Your boss seems motivated to find out what your limit is. A good boss who tests you will closely monitor your health and manage accordingly. A lousy boss will keep piling on the work and kill you softly and slowly. You should ask yourselves what kind of boss you have.
More important to me is how you manage your boss. My advice is to tell your boss the truth. I know that’s risky, but part of your job as a manager is to speak up. You’re expected to get the work done, but keeping your own team members healthy is also your job. As you note, losing more of your team because they are over-worked is another risk — to the company.
Over-worked and candid
Insecurity can lead an employee — including a manager like you — to interpret unreasonable demands to work longer and harder as a threat: “Do or die!” An insecure manager won’t dare to confront the boss candidly for fear of getting fired. Does your boss want to hear the truth from you? Or does your boss not care? Getting the answer requires a frank conversation. Then you need to present your boss with a realistic and honest choice.
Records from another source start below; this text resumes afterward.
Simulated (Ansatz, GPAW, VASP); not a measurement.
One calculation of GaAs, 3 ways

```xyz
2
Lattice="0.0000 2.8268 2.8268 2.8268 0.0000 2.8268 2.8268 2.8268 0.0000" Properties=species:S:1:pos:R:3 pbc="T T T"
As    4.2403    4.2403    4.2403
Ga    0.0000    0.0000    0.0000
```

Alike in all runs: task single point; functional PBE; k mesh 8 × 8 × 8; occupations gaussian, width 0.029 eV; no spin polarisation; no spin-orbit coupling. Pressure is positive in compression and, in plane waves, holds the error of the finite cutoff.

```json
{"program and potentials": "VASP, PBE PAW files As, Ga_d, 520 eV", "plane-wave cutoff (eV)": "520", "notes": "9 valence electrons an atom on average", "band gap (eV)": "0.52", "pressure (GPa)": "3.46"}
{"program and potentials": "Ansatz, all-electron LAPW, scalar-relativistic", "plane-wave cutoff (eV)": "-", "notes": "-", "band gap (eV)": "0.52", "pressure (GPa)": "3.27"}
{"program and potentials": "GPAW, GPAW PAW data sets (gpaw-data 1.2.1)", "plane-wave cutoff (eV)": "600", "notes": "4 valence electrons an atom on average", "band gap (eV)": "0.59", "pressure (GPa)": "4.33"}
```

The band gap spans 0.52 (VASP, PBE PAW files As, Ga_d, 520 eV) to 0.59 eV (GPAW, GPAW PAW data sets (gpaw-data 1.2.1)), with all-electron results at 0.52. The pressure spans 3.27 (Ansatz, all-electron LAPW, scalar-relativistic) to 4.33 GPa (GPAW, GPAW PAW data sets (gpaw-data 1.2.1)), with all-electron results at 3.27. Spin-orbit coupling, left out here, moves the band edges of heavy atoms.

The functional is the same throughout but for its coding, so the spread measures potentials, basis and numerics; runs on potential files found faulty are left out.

One approach is to say yes to your boss’s extreme expectations, and to qualify it with “but…” Yes, but.
How to say it
“I’d like to give you an update on our productivity. Since the layoff, the new requirement for the smaller team is to add A and B to our deliverables without increasing company headcount. I’ve outlined a plan. Please have a look. As you can see, YES, we can deliver A and B. BUT, to deliver one or the other, we need to transfer one more company employee to our team. To deliver both A and B, we need to transfer two more employees to our team, and we need some new tools. In either case, we can keep up this level of performance for about six months. Then, as you can see in my projections, the stress on the system and my team will adversely affect product quality and delivery schedules. I know this is not what you’d like to hear — it would be great if we could do A and B with current resources, but it puts the rest of our operation at risk. Can we discuss the trade-offs, what is the best choice, and what is a realistic business plan and delivery schedule?” (A related approach works when negotiating salary.)
Of course, you will have to think through your own plan in your circumstances. But this is part of your job. The company is trying to do more with less, when what it needs to do is decide what its priorities are and choose what has to go.
The cost of consent
If you avoid the discussion with your boss, and are fearful of appearing uncooperative or even incapable, you’re likely to dig the hole even deeper. When you’re already over-worked, quiet compliance just makes the boss think you can do even more. So the weight on your back will likely be increased. There is no good outcome for you. That’s poor management and poor business.
Where I’ve seen this happen in particular, even in good economies, is with managers who are insecure because they lack a college degree, or they are insecure about their skills and judgment. (See impostor syndrome.) They consent to staggering workloads to avoid appearing somehow unqualified, or to avoid calling attention to themselves. All of them almost invariably burn out or take it so far that they get fired.
It’s your job to do the best you can so your company will succeed, and sometimes that means working harder and longer in a crunch. But don’t make it your goal to prove you can do whatever is demanded, that you can figure anything out, and that you can be counted on no matter what. That’s the path to catastrophe because you will lose your job soon anyway — perhaps after you become very sick. The only outcome is doom.
Our reach should exceed our grasp, but not kill us. Never over-promise just to “prove” yourself. Part of what you’re paid for is to tell your boss the truth, even if it’s bad news, as long as your assessment includes proposing rational, prudent choices to protect the business and the employees that make it successful. Don’t say “Can do!” to what can’t be reasonably done. Say YES, BUT — and outline the options and their costs. Otherwise, you’ll either go out on unemployment, or get carried out on a stretcher.
There is no easy answer to this problem. So let’s talk about the hard but honest answers. When the chips are down and your company asks the world of you, how much should you deliver, and under what kind of deal? How would you explain it to your boss? Would you even try? What risks would you face? Are there any benefits?